Warehouse ID specified in job yaml file for sql tasks

halsgbs
New Contributor III

My goal is to trigger an alert I have through a job, and it seems I have to specify the warehouse id within the job yaml file itself. We have different environments with different warehouse ids, and the issue is that if I specify the warehouse id in the job then it wont work in higher environments, since they're different. I was wondering if there is a workaround I can do here? Is it possible to parameterise the warehouse id within the job yaml file? 

bianca_unifeye
Databricks MVP

Yes, it is possible. The approach is to parameterise the warehouse_id at deploy time (not at run time) using Databricks Asset Bundles variables and per-target overrides.

https://docs.databricks.com/aws/en/dev-tools/bundles/variables

What to do (action points)

  • Introduce a bundle variable for the warehouse id (for example warehouse_id).

  • Reference that variable anywhere you currently hardcode the warehouse id in the job YAML (so the job definition resolves the correct ID during deployment).

  • Set different values per environment/target (dev/test/prod) in your bundle configuration so each deployment writes the right warehouse id for that workspace/environment.

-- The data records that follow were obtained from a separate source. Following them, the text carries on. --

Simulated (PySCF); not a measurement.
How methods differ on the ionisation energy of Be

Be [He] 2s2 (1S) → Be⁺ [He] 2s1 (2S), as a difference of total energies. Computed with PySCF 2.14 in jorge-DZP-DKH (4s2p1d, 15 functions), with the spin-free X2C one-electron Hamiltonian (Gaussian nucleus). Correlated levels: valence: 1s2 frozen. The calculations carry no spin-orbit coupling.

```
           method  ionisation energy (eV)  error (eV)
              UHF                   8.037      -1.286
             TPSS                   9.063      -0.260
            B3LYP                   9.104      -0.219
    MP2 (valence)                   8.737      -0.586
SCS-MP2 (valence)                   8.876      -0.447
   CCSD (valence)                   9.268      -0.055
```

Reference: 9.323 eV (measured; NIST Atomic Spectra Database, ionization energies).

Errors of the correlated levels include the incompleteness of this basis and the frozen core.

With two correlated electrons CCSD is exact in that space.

  • In CI/CD, inject the variable value via pipeline/environment variables when deploying each target (instead of hardcoding it in the YAML).

szymon_dybczak
Esteemed Contributor III

Hi @halsgbs ,

The best practices here it to use resource reference. So if you have definition in your warehouse:

 

resources:
  sql_warehouses:
    small_warehouse:

 

Then you reference it using the bundle resource key (small_warehouse), not the display name:

 

warehouse_id: ${resources.sql_warehouses.small_warehouse.id}

 

 

Here you can find article with above approach described in more details:

DABs: Referencing Your Resources | by Hubert Dudek - Freedium

Thanks for this @szymon_dybczak ! I think this creates a new resource, I tried doing this using the details of a warehouse we already have and I'm getting this error in devops: Error: cannot create sql endpoint: failed creating warehouse: SQL warehouse with name `Starter Endpoint` already exists. 

szymon_dybczak
Esteemed Contributor III

If your resource already exists you can reference it by name using following technique (also described in an article(

szymon_dybczak_0-1767890351783.png

 

View solution in original post

halsgbs
New Contributor III

Thank you! looks like the alert_id also needs to be parametised, and I was wondering if its possible to use a job parameter to do so? If I can use the alert name then that would be great but I believe it has to be the alert id, which will be different across environments as well as different everytime the alert gets dropped and recreated. I can use a notebook to get the alert id using the alert name and then pass it on using a job parameter. Is that possible?